“Not my scheduler?” the stunned congressman replied. “She’s seven years older than you are.”
“Well, Dad, she’s a godly woman, and she’d make a really good wife even though she’s seven years older,” Perry responded.
Congressman Akin agreed. His scheduler eventually became his daughter-in-law. After finishing the Naval Academy, Perry entered the United States Marine Corps.
“He went through basic training, contracted mononucleosis somehow, was sicker than a dog, and finished his training in spite of it. He was still recovering from mono when he went to Camp Lejeune. Even being under the weather, Perry succeeded in passing the Marine life-saving training. (Because this experience is so hard, a small percentage of people ever pass the test.) He’s very self-disciplined,” Akin described with fatherly pride.

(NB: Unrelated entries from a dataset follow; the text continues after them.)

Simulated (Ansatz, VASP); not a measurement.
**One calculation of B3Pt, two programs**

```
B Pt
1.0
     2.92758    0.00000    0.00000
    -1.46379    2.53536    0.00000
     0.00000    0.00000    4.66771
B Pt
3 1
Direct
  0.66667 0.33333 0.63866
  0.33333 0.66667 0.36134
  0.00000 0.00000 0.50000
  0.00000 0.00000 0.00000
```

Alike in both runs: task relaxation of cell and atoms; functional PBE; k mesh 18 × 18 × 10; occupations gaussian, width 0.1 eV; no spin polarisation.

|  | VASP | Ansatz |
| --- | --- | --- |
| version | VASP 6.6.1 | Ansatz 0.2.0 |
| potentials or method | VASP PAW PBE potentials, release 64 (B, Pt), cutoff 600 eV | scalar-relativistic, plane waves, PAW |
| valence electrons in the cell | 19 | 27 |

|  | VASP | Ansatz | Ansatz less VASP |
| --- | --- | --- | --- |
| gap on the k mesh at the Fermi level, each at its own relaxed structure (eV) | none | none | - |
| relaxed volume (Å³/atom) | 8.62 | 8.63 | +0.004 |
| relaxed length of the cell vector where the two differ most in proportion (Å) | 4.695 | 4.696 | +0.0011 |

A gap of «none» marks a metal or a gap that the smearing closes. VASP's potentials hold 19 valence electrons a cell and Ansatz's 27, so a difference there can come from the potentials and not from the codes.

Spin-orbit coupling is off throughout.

As the ranking Republican on the Armed Services Subcommittee on Oversight and Investigations, Congressman Akin was well-briefed on Iraq. “Then in January 2005 came the biggest news of all: Perry was being shipped to Fallujah. His mother and I were concerned because we kept reading in the newspaper about Marines who had died while there.”
Perry’s maturity was evident as he reassured his parents of his faith in God and reminded them to acknowledge the Lord in all circumstances. “You know, my days on this earth are exactly as long as the Lord allows them to be. Nothing I can do can make them grow shorter or longer. It is all in the Lord’s hands.”
“So we put our trust in God. Perry reminded his mother and me of the Lord’s direction as he went to serve,” Akin said of his resolution to trust God while his son was in Iraq.
From the choices we make to the uncontrollable conditions we face, God reminds us to trust in him and not in our own understanding.
Thank you for reminding me to turn to you in trust and faith, especially when life brings surprising news.
“Trust in the LORD with all your heart and lean not on your own understanding; in all your ways acknowledge him, and he will make your paths straight.” (Proverbs 3:5–6)
February 22
WORK LEFT TO DO
Lt. Perry Akin’s first great challenge came within days of arriving in Fallujah in January 2005. One responsibility was looking for IEDs. Perry just about found one in a puddle on a road in the rainy season, but he looked at it and concluded that it wasn’t an IED. A short time later, a Humvee drove over the road, and to the dismay of Perry, there was an IED in that puddle. It destroyed the Humvee, but fortunately, did not kill the driver.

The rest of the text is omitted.